Low Self-Esteem

Low Self-Esteem

Out they come

My worms

They’re here

Blame, obsession,

Self-hate and fear

It’s time to weed this wormwood

From my fruitful brain

(Midgard, from Fearless Moral Inventory, by Juliet A. Wright, copyright 2010, all rights reserved.)

These lyrics speak of my own feelings about myself that produce my low self-esteem.

I have low self-esteem.

The entire Juliet’s Feelings List from “It Really Is True” applies here. That is how I feel about myself.

All of my feelings are typical of a codependent with low-self esteem. As a child, I felt like nothing I did was ever good enough.

Even today, I am my own worst enemy.

I have old tapes that start playing in my head, telling me lies. Here’s an example:

Stupid girl.  The only reason you are singing at your dad’s party is because you are his daughter.  You aren’t any good. You are a fat ugly loser, remember?  No one else would give you the time of day.  You are pathetic. 

These tapes start playing at full volume when I make mistakes.  Perfectionism can lead to lots of shame and low self-esteem.


Since I have low self-esteem, my self-worth is tied up in how you feel about me. 

Like many codependents, it’s very difficult for me to make choices.  I was in denial about this pattern for a long time, but lately it has really been staring me in face. I don’t want to make a mistake and pick the wrong decision.  Even small decisions, such as where to eat, can make me crazy.  A fairly recent crazy-making decision dilemma was whether or not to purchase a new artificial Christmas tree as the mice trashed my old one.  I went around and around about it like a dog chasing her tail. If I bought a new one, I’d have to throw away the old one, and that meant poor Mother Earth would have yet something else in one of her already overflowing land fills.  If I didn’t buy one, I’d have to live with a Christmas tree that had been somewhat damaged by the mice.

This defect only gets worse when I’m with someone else.  In this case, I try to second-guess what they want so then they will be happy.

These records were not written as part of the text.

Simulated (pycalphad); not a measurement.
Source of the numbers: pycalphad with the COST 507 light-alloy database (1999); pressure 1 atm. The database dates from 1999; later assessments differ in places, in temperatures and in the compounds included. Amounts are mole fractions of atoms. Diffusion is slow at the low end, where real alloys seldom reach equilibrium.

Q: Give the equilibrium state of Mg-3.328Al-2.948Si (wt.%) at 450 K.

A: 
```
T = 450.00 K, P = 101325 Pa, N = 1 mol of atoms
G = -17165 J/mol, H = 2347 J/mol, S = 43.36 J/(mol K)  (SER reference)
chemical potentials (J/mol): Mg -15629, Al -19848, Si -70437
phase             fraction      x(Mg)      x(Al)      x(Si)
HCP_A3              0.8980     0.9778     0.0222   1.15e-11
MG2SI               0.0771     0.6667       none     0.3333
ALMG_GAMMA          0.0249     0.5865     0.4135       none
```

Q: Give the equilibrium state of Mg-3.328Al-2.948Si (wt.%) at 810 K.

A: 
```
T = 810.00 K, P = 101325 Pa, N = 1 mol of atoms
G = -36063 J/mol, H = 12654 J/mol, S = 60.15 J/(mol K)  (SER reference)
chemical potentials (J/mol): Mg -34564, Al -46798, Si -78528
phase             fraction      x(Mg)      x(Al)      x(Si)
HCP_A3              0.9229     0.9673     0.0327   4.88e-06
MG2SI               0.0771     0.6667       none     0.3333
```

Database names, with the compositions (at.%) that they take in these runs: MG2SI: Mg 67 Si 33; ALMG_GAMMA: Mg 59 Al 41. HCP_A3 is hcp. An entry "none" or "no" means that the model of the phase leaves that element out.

Other characteristics typical of someone with low self-esteem are being critical of myself, not being aware of or denying my needs, and thinking that the other person is always right and I am always wrong.  These patterns were evident not only in my family of origin, but in my relationships with Brad and Alex, friends, and work colleagues.

I have never thought that I deserve to get my needs met, so it’s very hard for me to ask for what I need. Then I would say yes when I meant no, especially when I wanted something different from what the other person wanted.  Then I would try not to want it, denying myself.

The bottom line is that the other person is the only one who is important. I don’t count because I’m not worthy enough to count.

I don’t trust my own judgment about anything.  Everyone else knows better than me.  Alex knew best about fashion, hair, food, music, what sounded good, how you were supposed to act, what you were supposed to do.  My sister knows the scoop with Miss Manners.  Everyone else is always right.

My inner critic spews venom filled with lies that fuel the fire of my low self-esteem.

These verses in my song My Mighty Warrior (The Linton Worm)speak of the inner critic’s pursuit of me:

He chases me

Throughout the day and night

Breathing lies

Until I think he’s right.

Why must we endure this test

Can’t it just be laid to rest

And finally

Set us free.

(My Mighty Warrior, from Fearless Moral Inventory, by Juliet A. Wright, copyright 2010, all rights reserved.)

Songwriting continues to be a very healing recovery activity for me.  I will continue to use it in that manner.  Thank you God for these gifts.

By working my Codependents Anonymous program, I am slowly getting some self-esteem.  I will keep working my Program, and by the grace of God, I will continue with my recovery.